Skip to content

03. Assignment: Clean dataset

Chazzers edited this page Nov 18, 2019 · 1 revision

3. Assignment: Clean dataset

I got an assignment to clean a part of a 'dirty' dataset.

This dataset was came from a survey that was filled in by students.

Chosen part of dataset: Haircolor

The survey asked students what haircolor they had in a Hexcode format. Since not every student had answered the question in the right format the data had to be cleaned.

Cleaning the column Haircolor

To load the csv file into a JavaScript project i made use of the JavaScript library D3. In order to only use one part of D3 i used JavaScript's import statement like this:

import { csv } from 'd3';

Afterwards i wanted to make sure that the csv data of the survey was loaded before doing anything with it.

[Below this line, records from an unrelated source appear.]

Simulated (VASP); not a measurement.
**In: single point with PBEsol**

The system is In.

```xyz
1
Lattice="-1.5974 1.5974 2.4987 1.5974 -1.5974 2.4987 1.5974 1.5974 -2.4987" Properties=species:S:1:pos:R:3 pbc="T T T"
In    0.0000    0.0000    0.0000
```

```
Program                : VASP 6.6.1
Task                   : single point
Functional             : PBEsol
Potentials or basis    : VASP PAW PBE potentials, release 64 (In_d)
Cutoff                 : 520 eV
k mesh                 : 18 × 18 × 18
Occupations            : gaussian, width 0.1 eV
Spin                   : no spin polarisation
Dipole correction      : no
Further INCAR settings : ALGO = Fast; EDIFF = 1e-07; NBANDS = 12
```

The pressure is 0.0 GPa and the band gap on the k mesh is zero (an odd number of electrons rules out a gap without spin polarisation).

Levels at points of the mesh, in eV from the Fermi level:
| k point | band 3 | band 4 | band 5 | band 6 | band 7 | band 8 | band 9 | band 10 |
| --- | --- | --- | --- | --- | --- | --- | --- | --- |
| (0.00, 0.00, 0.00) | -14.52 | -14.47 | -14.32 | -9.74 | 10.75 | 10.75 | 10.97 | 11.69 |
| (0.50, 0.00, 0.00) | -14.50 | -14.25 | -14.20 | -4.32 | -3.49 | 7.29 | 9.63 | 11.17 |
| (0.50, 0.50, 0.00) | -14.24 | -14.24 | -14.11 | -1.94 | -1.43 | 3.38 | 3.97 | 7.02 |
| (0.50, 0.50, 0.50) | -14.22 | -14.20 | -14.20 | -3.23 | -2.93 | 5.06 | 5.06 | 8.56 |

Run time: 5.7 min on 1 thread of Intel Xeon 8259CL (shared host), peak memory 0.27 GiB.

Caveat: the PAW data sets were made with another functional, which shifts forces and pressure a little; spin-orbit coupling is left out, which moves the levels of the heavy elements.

Doing this requires the use of a JavaScript Promise.

csv("../data/enquete.csv")
	.then(data => {
	});

In order to clean the data i wanted to do it step by step. I created variables and let every variable do something until i cleaned all the data for example like this:

csv("../data/enquete.csv")
	.then(data => {

		let items = [];

		for(let i = 0; i < data.length; i++) {
			items.push(data[i]["Kleur haar (HEX code)"].toUpperCase());
		}

		let filterUndefined = items.filter(item => item !== '' && item !== "0");
	});

And the complete code looked like this:

csv("../data/enquete.csv")
	.then(data => {
		let items = [];
		for(let i = 0; i < data.length; i++) {
			items.push(data[i]["Kleur haar (HEX code)"].toUpperCase());
		}
		//remove undefined
		let filterUndefined = items.filter(item => item !== '' && item !== "0");
		//regex for testing hashtags
		let regExHashtag = /^\#.*/;
		//regex for testing no hashtags
		let regExNoHashtag = /^(?!\#).*/;
		//filter no hashtag
		let filterNoHashtag = filterUndefined.filter(item => item.match(regExHashtag));
		//filter hashtag
		let filterHashtag = filterUndefined.filter(item => item.match(regExNoHashtag));
		//filter non-hexcode
		let filterKleurNaam = filterHashtag.filter(item => !item.includes("BLOND") && !item.includes("BRUIN"));
		let hashtag = "#";
		//add # to non hashtag items
		let listWithHashtag = filterKleurNaam.map(item => "#" + item);
		//make one array of the non-hashtags and hashtags
		let cleanList = filterNoHashtag.concat(listWithHashtag);
	});

After showing my assignment to the teacher, i received the following feedback: "You need to make the code functional".

So i started refactoring my code so it would adhere to the functional programming standards. The same piece of code refactored into functional programming standards looks like this:

import { csv } from 'd3';
csv("../data/enquete.csv")
	.then(data => makeArray(data))
	.then(data => filterUndefined(data))
	.then(data => filterKleurNaam(data))
	.then(data => console.log(addHashtag(data)));

	function makeArray(items) {
		return items.map(item => item["Kleur haar (HEX code)"].toUpperCase());
	}
	function filterUndefined(items) {
		return items.filter(item => item !== '' && item !== "0");
	}
	function filterKleurNaam(items) {
		return items.filter(item => !item.includes("BLOND") && !item.includes("BRUIN"))
	}
	function addHashtag(items) {
		return items.map(item => item[0]!== "#" ? "#" + item : item );
	}

In-depth function explanation

function makeArray();

This function uses the data received from the dataset and takes the property values of the chosen column "Kleur haar (HEX code)" and puts these in a new Array using the .map() method.

function makeArray(items) {
	return items.map(item => item["Kleur haar (HEX code)"].toUpperCase());
}

function filterUndefined();

This function filters the data on undefined values and values equal to 0.

function filterUndefined(items) {
	return items.filter(item => item !== '' && item !== "0");
}

function filterKleurNaam();

This function filters the values that are not hexcodes

function filterKleurNaam(items) {
	return items.filter(item => !item.includes("BLOND") && !item.includes("BRUIN"))
}

function addHashtag();

This function adds a hashtag to hexcodes that didn't have one.

function addHashtag(items) {
	return items.map(item => item[0]!== "#" ? "#" + item : item );
}

Calling the functions using .then

To make sure all the functions get executed in the right order, i used promise chaining like this:

csv("../data/enquete.csv")
	.then(data => makeArray(data))
	.then(data => filterUndefined(data))
	.then(data => filterKleurNaam(data))
	.then(data => addHashtag(data));